Ultimately, Counsel for Hovnanian appealed and argued Architects was contractually obligated to indemnify Hovnanian for the damages awarded against Hovnanian by the jury because they arose out of Architect’s negligent design of the building, which was contrary to code requirements. The Appellate Division disagreed. The Appellate Division did not subscribe to the trial court’s view that the nature of the claim, tort or breach of warranty, is meaningful, nor did they agree that public policy would bar Hovnanian’s indemnification. Notwithstanding, the Appellate Division had no hesitation concluding that the trial court was right, in that the Architects did not owe Hovnanian indemnification under their agreement.

According to the Appellate Division, indemnity provisions are construed in accordance with the general rules for construction of contracts with one important caveat: ambiguities are strictly construed against the indemnitee.  Mantilla v. NC Mall Assocs., 167 N.J. 262, 272 (2001).  In keeping with that principle, “a contract will not be construed to indemnify the indemnitee against losses resulting from its own negligence unless such an intention is expressed in unequivocal terms.” Ramos v. Browning Ferris Indus. of S. Jersey, Inc., 103 N.J. 177, 191 (1986).

The Appellate Division held that the plain language of the indemnification clause makes clear beyond any doubt that Architects only agreed “to assume the entire responsibility and liability for . . . any and all losses . . . caused by or resulting from or arising out of any negligent act, error or omission on the part of the Architect . . . in connection with this Agreement or with the prosecution of the work hereunder.” Thus, the Court found that this clause provides only that Architects will indemnify Hovnanian for Architects’ own negligence. The Court concluded that nowhere does the indemnity clause suggest that Architects would bear the responsibility responsible to indemnify Hovnanian for Hovnanian’s own conduct. The Appellate Division surmised that an intent by Architects to indemnify Hovnanian against losses resulting from Hovnanian’s conduct is missing. The Court held that such an intent “is neither expressed in unequivocal terms, nor reasonably implied[.]” Carvalhov. Toll Bros. & Developers, 278 N.J. Super. 451, 466 (App. Div. 1995). Therefore, the agreement could be construed to grant Hovnanian indemnification for its own actions.
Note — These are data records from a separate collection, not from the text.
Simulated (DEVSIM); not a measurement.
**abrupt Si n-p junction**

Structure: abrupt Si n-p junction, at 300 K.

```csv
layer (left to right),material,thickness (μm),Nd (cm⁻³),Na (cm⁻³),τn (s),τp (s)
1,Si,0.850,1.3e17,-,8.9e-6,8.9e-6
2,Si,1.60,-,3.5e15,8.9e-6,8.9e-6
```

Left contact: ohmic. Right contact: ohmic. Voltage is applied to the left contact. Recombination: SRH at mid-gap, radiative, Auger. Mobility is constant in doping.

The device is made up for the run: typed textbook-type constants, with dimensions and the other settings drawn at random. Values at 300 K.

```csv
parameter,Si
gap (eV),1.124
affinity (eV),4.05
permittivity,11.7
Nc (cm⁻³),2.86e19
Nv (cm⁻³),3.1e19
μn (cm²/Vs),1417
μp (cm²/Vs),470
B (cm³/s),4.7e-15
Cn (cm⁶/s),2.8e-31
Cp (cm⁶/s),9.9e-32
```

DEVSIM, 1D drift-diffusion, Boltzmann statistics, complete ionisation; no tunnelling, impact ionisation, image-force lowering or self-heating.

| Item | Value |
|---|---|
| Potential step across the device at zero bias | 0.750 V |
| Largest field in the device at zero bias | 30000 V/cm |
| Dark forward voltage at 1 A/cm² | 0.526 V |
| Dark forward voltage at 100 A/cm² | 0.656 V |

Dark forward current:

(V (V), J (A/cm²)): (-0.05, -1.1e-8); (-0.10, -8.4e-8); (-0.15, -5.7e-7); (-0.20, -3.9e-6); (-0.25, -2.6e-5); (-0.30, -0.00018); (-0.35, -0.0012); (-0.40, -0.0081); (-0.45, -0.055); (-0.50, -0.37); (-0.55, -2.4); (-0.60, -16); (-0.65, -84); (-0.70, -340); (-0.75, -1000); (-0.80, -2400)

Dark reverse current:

The Appellate Division agreed with the Trial Judge and rejected Hovnanian’s Counsel’s claim that: (a) the evidence established Hovnanian liability was merely passive, and (b) it first learned of an issue with Type 2B code compliance at the April 2005 meeting, that Architects provided a solution to the problem on the same day, and that it was unaware that Architects’ revised plans were not compliant with the requirements for a Type 3A. While that was the case presented to the jury, the Appellate Division agreed that “there was certainly other evidence in the record to permit the jury to conclude that Hovnanian was aware with the problem of the untreated plywood as early as May 2004 when its consultant raised questions about the building’s fire rating, that it knew Architects’ proposed solution of reclassifying the building required the town’s approval and certainly knew that it proceeded with construction without ever securing that approval or amending the public offering statement.” For these reasons, the Appellate Division found both Architects and Hovnanian separately responsible for the damages the plaintiff suffered.

In sum, the Appellate Division found that although Hovnanian was undoubtedly correct that its own breach of warranty would not have occurred but for Architects’  negligence, the jury’s verdict conclusively recognized that Architects’ negligence was not the singular cause of Hovnanian’s breach.  See Ramos, 103 N.J. at 191 (“To be entitled to indemnification as one who is secondarily or vicariously liable, a party must be without fault.”). Stated differently, the jury separated Architects’ portion of fault and attributed the entirety of the $3 million in damages for Hovnanian’s breach of warranty to plaintiff’s ascertainable loss under the Consumer Fraud Act. Thus, the jury only assigned those damages to Hovnanian it found were based singularly on Hovnanian’s fault.